The patch provided by @sekrause looks nice but doesn't work in python 2.7.

carbn on 18 Oct 2016

@carbn: I was able to get the patch to work in Python 2.7 by changing the last line to collect = bytearray(). This just creates a new bytearray instead of clearing the existing one.

cuibonobo on 18 Oct 2016

@cuibonobo: That's the first thing I changed but still had another error. I can't check the working patch at the moment, but IIRC the yields had to be changed from yield _cont, collect to yield _cont, str(collect). This allowed the code to be tested and the patch yielded about 30% increase in the multipart processing speed. It's a nice speedup, but the performance is still pretty bad.

carbn on 18 Oct 2016

A little further investigation shows that werkzeug.wsgi.make_line_iter is already too much of a bottleneck to really be able to optimize parse_lines(). Look at this Python 3 test script:

import io
import time
from werkzeug.wsgi import make_line_iter

filename = 'test.bin' # Large binary file
lines = 0

# load a large binary file into memory
with open(filename, 'rb') as f:
    data = f.read()
    stream = io.BytesIO(data)
    filesize = len(data) / 2**20 # MB

start = time.perf_counter()
for _ in make_line_iter(stream):
    lines += 1
stop = time.perf_counter()
delta = stop - start

print('File size: %.2f MB' % filesize)
print('Time: %.1f seconds' % delta)
print('Read speed: %.2f MB/s' % (filesize / delta))
print('Number of lines yielded by make_line_iter: %d' % lines)

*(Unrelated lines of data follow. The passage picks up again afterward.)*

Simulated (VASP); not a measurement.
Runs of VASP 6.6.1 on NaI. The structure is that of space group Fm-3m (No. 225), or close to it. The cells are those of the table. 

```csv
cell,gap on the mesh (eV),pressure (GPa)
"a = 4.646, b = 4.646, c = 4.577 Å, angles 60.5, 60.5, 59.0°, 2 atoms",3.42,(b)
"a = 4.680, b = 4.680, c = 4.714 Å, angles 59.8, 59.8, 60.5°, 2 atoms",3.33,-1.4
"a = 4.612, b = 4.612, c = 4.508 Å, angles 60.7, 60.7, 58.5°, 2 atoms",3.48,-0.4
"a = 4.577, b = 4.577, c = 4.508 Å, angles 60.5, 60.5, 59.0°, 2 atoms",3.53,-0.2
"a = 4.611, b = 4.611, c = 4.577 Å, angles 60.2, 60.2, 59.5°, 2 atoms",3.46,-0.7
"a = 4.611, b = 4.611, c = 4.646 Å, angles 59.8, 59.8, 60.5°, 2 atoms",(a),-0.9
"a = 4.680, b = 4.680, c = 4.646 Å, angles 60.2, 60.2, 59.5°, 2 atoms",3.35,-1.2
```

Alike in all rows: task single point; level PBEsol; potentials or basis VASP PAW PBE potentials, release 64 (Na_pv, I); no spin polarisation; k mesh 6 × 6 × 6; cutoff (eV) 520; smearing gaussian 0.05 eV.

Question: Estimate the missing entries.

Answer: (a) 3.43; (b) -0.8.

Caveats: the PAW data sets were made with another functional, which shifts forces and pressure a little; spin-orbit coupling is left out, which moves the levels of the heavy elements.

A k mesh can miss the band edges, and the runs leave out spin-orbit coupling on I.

For a 923 MB video file with Python 3.5 the output look something like this on my laptop:

File size: 926.89 MB
Time: 20.6 seconds
Read speed: 44.97 MB/s
Number of lines yielded by make_line_iter: 7562905

So even if you apply my optimization above and optimize it further until perfection you'll still be limited to ~45 MB/s for large binary uploads simply because make_line_iter can't give you the data fast enough and you'll be doing 7.5 million iterations for 923 MB of data in your loop that checks for the boundary.

I guess the only great optimization will be to completely replace parse_lines() with something else. A possible solution that comes to mind is to read a reasonably large chunk of the stream into memory then use string.find() (or bytes.find() in Python 3) to check if the boundary is in the chunk. In Python find() is a highly optimized string search algorithm written in C, so that should give you some performance. You would just have to take care of the case where the boundary might be right between two chunks.

sekrause on 18 Oct 2016

sdizazzo on 2 Jun 2017

👍5

I guess the only great optimization will be to completely replace parse_lines()

+1 for this.

I am writing a bridge to stream user's upload directly to S3 without any intermediate temp files, possibly with backpressure, and I find werkzeug and flask situation frustrating. You can't move data directly between two pipes.

lambdaq on 20 Jun 2017

@lambdaq I agree it's a problem that needs to be fixed. If this is important to you, I'd be happy to review a patch changing the behavior.

davidism on 20 Jun 2017

@lambdaq Note that if you just stream data directly in the request body and use application/octet-stream then the form parser doesn't kick in at all and you can use request.stream (i.e. no temp files etc).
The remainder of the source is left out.